If you’re having trouble sticking to a monthly budget, the solution might not be in a fancy app or a complicated spreadsheet, but rather in your humble bank account.

Whether your goal is prioritizing essential expenses or curbing a takeout habit, you can put your bank account to work to manage your money, not just store it. Give these tactics a try.

1. Keep your checking balance low on purpose

A simple approach to combat overspending is to get your money out of plain sight. Keeping a low checking account balance “holds temptations at bay and makes it more likely you’ll stick to the plan,” Anand Talwar, deposits and consumer strategy executive at Ally Bank, said in an email. Having just enough money accessible allows you to cover what you need without going over budget or dipping into money that can go toward savings. If you opt to keep a low checking account balance, use an account that has no overdraft fees or easy ways to avoid them in case you spend more than you mean to.

2. Split your money into 2 different checking accounts

One way to keep your checking balance low is to split it up. Pamela Capalad, a certified financial planner in New York City, recommends having two accounts. One account is for recurring expenses, with a buffer for variable expenses such as electricity or gas. The second is for discretionary spending — that is, purchases that are nonessential but still important or useful. This way, you know exactly how much of your discretionary funds are left for the month, Capalad says.

3. Use automatic transfers to safeguard money for essentials

If having two checking accounts is too much hassle, you can preserve money for necessities like rent and utilities by moving cash into a savings account using automatic transfers. Then, set up another automatic transfer to move it back into your checking account in time to make payments. When using a savings account this way, check how many transfers you can make each month without incurring a fee. There could be a limit, though some accounts, including high-yield savings accounts, are currently allowing an unlimited number of withdrawals each month.

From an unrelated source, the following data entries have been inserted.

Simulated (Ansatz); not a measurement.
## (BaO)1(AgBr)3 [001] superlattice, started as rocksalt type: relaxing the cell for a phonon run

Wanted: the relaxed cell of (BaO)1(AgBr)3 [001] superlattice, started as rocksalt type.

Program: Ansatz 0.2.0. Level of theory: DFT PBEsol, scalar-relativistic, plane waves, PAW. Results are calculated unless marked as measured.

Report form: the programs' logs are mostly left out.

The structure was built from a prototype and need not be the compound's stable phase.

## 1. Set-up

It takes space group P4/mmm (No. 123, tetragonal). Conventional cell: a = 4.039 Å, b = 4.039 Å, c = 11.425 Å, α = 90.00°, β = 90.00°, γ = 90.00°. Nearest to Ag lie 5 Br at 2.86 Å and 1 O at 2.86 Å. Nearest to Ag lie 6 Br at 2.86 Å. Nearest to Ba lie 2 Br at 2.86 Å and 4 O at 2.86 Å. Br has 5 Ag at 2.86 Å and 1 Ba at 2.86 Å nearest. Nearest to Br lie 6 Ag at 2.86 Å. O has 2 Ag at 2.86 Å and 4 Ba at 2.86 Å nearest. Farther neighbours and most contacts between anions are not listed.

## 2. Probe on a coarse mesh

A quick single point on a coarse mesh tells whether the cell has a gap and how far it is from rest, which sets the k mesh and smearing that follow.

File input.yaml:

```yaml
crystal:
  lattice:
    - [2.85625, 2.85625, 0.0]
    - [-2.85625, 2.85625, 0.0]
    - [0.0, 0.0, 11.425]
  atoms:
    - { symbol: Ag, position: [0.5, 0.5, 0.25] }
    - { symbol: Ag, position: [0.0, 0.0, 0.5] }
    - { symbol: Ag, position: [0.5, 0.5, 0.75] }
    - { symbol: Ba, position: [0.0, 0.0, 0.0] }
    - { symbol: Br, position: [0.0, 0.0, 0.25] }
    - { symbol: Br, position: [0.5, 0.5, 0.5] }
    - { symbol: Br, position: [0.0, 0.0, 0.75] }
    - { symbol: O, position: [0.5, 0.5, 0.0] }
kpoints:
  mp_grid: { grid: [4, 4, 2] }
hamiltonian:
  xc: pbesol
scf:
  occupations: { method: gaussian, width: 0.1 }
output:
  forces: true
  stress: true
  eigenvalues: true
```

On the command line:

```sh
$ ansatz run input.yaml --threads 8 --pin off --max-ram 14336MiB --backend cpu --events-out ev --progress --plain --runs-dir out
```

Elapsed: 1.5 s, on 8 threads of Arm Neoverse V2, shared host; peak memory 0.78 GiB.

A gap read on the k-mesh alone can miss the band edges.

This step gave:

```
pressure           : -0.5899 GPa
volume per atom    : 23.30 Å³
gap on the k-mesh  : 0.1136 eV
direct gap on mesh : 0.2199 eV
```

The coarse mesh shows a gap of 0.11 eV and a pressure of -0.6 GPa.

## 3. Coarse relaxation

4. Store your savings in a different bank than your checking account

People can fall into a trap of viewing the sum of their checking and savings accounts as their spending budget, Capalad says. Keeping your accounts at separate banks so that you see only your checking account balance can help you avoid spending more than intended. This tactic also makes it more difficult to quickly transfer from savings if you’re tempted to spend more.

5. Turn on balance alerts

Some banks send an alert when your balance is low so you’ll know when to hold off on purchases that might cause you to go over budget or even overdraft. You can often choose to receive these alerts by text, email or as a notification through the bank’s app. Your account might also have more targeted alerts available. With Huntington Bank’s Heads Up and Spend Setter tools, for example, you can set budgets to track spending by category and get alerts on your status. So if you create a monthly dining budget of $100, the bank will alert you when you’ve spent close to that amount at restaurants.

6. Try restrictive features to curb spending

Find an account that lets you take a stricter approach to avoid overspending. Ally Bank’s Card Controls, for example, lets you set spending limits for specific transaction amounts or certain merchant categories. With a Discover checking account, you can temporarily freeze your debit card as a more extreme way to prevent spending — certain charges will still go through, but you won’t be able to make any new purchases.

Whether you’re comfortable with the idea of budgeting or new to the concept, there are ways you can use your bank account to stick to a budget. You might not get budgeting right on your first try, or even your first few tries. “Remember, this is all an experiment, and it’s not a pass-or-fail kind of thing,” Capalad says. “You’ll find the system that works for you.”